Tuesday, January 29, 2008

Invisible

I really should post more often. I work on a lot of writing but I suppose I'm a bit afraid of it being stolen and plagiarized elsewhere. Is that a valid concern? I'm not sure.

In any case, what I'm posting today is an assignment I had to do for my Advanced Fiction class. It was from a section entitled 'Women and Men' from a book called 'The 3 AM Epiphany'. The exercise I chose was to write about a woman who has become temporarily invisible. I thought it would be interesting to do this, as I don't have much experience writing female protagonists. Let me know what you think.

Swimming

It was maybe twenty-five minutes before she realized that she had disappeared. The early morning rituals were accomplished in automatic sequence. The flush of the toilet and the splash of the shower ran together, a soundtrack of normalcy. Only when she stepped to the mirror, fully awake and toweling off her hair, did she notice the change.
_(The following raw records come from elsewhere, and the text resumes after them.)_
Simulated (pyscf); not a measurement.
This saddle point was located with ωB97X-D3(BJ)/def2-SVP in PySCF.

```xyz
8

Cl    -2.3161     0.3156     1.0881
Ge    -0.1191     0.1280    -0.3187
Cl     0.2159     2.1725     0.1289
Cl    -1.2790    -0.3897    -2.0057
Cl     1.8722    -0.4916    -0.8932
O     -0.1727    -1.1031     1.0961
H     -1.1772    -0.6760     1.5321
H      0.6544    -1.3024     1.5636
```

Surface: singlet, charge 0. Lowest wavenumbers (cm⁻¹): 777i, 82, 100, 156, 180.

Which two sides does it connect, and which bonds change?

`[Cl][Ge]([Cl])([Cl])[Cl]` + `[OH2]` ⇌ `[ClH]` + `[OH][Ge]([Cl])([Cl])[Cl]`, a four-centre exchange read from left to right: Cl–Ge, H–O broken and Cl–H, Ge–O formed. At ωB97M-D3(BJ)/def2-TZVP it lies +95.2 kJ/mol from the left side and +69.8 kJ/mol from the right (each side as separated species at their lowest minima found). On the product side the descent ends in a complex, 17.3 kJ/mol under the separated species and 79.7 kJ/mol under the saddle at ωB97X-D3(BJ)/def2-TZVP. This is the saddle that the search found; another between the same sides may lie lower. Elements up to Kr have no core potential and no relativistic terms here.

I saw her there, from outside, and to say that she disappeared is a misnomer. I appeared in a new way. Her face and body had slackened, brought about a plainness and quiet of frame and figure. My face is something to forget. With me peering out, she was isolated.

I stepped away from the mirror and off to the side. She peeked out again, hoping maybe that it was passing. It was, but slowly. I pulled forward again and dressed. Disappearance or not, nudity is obvious.

I walked slowly down the street; the house was in a cul-de-sac, behind stunted lilacs and a half dead pine tree. A dog raised his nose, scenting her. But I drifted past, pushing her back, and all he really smelled was my soap. Boring lavender, hint of rose.

As we stood on the corner, the sea of campus traffic parting around us, she decided that she wanted to see them. I had figured she would, and had made it part of my plan when I first woke up.

He had kept her on. A grad student working on things above my pay grade and then a lover and then a student again. He knew she wouldn’t say anything, not step forward and break that idyllic family photo on the desk where I first fucked him. I had wanted to laugh that day, fish belly skeleton snowy furred white and that sad stiff pink dripping thing, but she said yes and he loved her. She loved him. I loved them.

I was outside his window, the address remembered from when she almost knocked, almost pulled up, almost drove over to tell them. I stood there, just another yard fixture, and watched them fix breakfast, his car already gone from the driveway. She cried while I fought the urge to break the pane, stick my invisible face through the gap and scream truths into their early morning Eden. The youngest almost turned around, almost left that sugary bowl of cereal, milk now a perfect purple. His mother called him back, pointed to the clock, you don’t want to be late for school dear.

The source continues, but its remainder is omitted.